THEMES
THE POWER OF EVIL
When Elie started his enforced journey from Sighet to Kaschau in
Czechoslovakia, to Birkenau-Auschwitz in Poland, then to Buna, to Gleiwitz and finally to Buchenwald in German, it was a road to hell. It is also a similar road traveled by the German people when Adolf Hitler
came into power in the early 1930’s.
When the journey begins, the first step seems innocuous enough, but evil leads to evil, and once the journey has started it is like a
merry-go-round and very difficult to get off. It starts slowly and then speeds up until it goes so fast, it cannot be stopped.
We are perhaps all faced with similar journeys and at the start there are choices.
For the Jews in Sighet, they did receive warnings from Moshe the Beadle and
there was an alternative for Wiesel’s family in that they could have immigrated to Palestine.

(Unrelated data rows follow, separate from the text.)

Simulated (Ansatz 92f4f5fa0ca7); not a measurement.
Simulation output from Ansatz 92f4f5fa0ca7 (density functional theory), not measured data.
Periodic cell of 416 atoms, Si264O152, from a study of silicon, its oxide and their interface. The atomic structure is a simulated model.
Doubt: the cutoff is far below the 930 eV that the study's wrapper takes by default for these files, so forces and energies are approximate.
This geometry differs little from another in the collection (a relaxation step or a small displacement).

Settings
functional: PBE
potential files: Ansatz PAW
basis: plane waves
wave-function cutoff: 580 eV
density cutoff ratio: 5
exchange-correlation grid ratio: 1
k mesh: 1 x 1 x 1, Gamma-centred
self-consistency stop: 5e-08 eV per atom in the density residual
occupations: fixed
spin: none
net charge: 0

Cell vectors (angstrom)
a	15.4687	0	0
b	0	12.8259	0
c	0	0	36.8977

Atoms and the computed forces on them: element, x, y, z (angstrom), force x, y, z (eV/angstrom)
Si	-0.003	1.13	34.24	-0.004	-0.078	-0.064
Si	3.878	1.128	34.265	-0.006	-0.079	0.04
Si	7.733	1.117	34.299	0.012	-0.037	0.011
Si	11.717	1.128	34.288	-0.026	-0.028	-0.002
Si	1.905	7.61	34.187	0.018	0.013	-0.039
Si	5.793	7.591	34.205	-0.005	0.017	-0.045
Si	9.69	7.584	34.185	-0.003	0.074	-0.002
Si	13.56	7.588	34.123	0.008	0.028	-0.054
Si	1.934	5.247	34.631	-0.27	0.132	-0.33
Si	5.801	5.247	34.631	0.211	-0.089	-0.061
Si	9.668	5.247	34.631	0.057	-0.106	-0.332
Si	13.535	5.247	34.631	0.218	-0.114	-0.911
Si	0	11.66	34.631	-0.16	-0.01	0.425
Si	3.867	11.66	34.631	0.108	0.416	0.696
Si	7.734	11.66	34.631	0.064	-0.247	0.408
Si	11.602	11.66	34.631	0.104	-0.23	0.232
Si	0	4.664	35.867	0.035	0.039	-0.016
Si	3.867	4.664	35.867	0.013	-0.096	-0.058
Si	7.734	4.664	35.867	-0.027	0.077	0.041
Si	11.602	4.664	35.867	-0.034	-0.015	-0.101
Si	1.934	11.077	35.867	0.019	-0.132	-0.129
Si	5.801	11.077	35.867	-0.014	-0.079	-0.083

For the German people, there was also an alternative to Adolf Hitler in the
early days, but evil has a knack of beguiling people and seducing them by giving individuals power that they would not normally experience.
Hitler seemed to promise everything for a people who had lost their identity and purpose after World War I, but they did not appreciate that this evil man had a hidden agenda. Using the tools of propaganda and fear, he was able to gain complete control over his subjects.
Initially we learn that the Jews thought that their role would be in
supporting the German war machine, but they were soon to discover that their ultimate fate would be death as Hitler pursued his warped policy of producing a master race. Once you commence this route, it
spirals into the depths, and all the unattractive human traits come to the fore. Hitler persuaded those around him that certain races were inferior to the Aryan race, and therefore had fewer rights. This
common view spread to the extent that those in his command felt justified in treating prisoners dreadfully and were able to use them for experiments, like guinea-pigs, giving them no worth.
Any who embark on this road to evil do not appreciate what the destination
is like, so those that came to liberate the camps were faced with a shocking scene that they could not have envisaged in their wildest dreams. The liberators were unprepared for the scenes that they faced
because they had not traveled down this road of evil; they had gone straight to its final desperate end.
There are some today who consider that the evil perpetrated by the Nazis has
been exaggerated. These people are in denial and it is this type of apathy that Wiesel is trying to remove from the world. Good people must be vigilant and oppose evil at every turn.